Data centres are becoming widely classified as critical infrastructure. Are there any particular challenges in this area?

Data centres a quite unique case, because they cross the IT side in terms of the criticality of the systems that they’re hosting, but they also have operational technology that support their operating their facilities. So vast amount of air conditioning. They have a huge reliance on power. So all of that technology that supports the safe running and operation of data centers is very similar to other critical sectors. But then the impact and knock-on effect of the loss of one of those facilities is very high.

Data centre operators recognise this risk and the big hyperscalers, in particular, are incredibly proactive even without legislation, because they’re protecting their business. In an ideal world, that’s how it would always be, that organisations aren’t told exactly what they should do and when to do it.

But sometimes that’s a necessary thing to really create a cultural change, like getting drivers to wear seat belts when they were first introduced. Bringing data centres under the under the protection of critical national infrastructure allows governments to provide greater support and assistance to them in helping them on that journey.

So you work across the private and public sector?

We’re recognised internationally as being the leaders in threat intelligence in this space. Governments want to speak to us about the prevalence of risk, and we then we advise them of what the right kinds of controls may be. But we advise agnostically on what we think are the right controls.

What about controls in the form of regulation?

Legislation can often be prescriptive. It drives people to do 20 different things all at once. And, actually, there are some key things that you can do to really drive the risk down within your environment. The first one is to be prepared and have Incident Response Plans. It’s to create a defensible architecture around your assets. It’s critical to make sure that only trusted people can get through that defensible architecture by having a secure remote access solution.

Then, because you’ve created a bubble, essentially a perimeter around your assets, we advise people should monitor what’s going on inside, and then finally, to have a risk-based vulnerability management process. And with those things in place, we believe a majority of both criminal and state actors can, actually, be prevented from using their current tactics and techniques.

The challenge with prescriptive legislation, is sometimes it asks for capabilities that are common in the IT space and not necessarily that impactful in operational technology. Operational technology facilities can be five to fifty years old, so it’s incredibly challenging and actually distracting from the basics, which are what can really mitigate threats.

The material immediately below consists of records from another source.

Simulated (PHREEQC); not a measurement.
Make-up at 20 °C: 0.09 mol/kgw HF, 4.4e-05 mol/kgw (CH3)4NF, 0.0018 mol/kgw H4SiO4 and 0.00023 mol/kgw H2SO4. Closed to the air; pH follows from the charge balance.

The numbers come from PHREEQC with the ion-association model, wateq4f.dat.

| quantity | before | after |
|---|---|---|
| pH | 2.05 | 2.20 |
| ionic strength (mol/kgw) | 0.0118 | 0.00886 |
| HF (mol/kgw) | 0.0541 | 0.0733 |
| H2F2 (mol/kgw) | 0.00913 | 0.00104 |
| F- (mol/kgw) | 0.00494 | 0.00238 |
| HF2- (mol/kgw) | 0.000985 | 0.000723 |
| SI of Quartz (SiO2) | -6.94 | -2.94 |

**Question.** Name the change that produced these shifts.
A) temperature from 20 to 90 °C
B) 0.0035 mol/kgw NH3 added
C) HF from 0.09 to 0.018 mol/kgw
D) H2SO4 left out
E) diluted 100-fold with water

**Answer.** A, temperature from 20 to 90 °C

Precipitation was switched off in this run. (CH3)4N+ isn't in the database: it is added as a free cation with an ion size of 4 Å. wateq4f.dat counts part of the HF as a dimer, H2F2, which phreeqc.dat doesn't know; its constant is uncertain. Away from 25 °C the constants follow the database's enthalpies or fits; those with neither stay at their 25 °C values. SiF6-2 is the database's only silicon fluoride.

And ultimately, businesses have been managing resilience for themselves for a long time. You know, these companies are built on resilience, keeping the lights on, keeping the gas flowing. We live in a world of incredibly reliable energy networks. But they’re now dealing now with an adversary with intent. The weather doesn’t have intent, mechanical failure doesn’t have intent, but threat actors do, and that’s a new thing they have to deal with, and they’re adapting to it, but it is at their core to be resilient, and I’d rather see organisations supported rather than forced into implementing controls.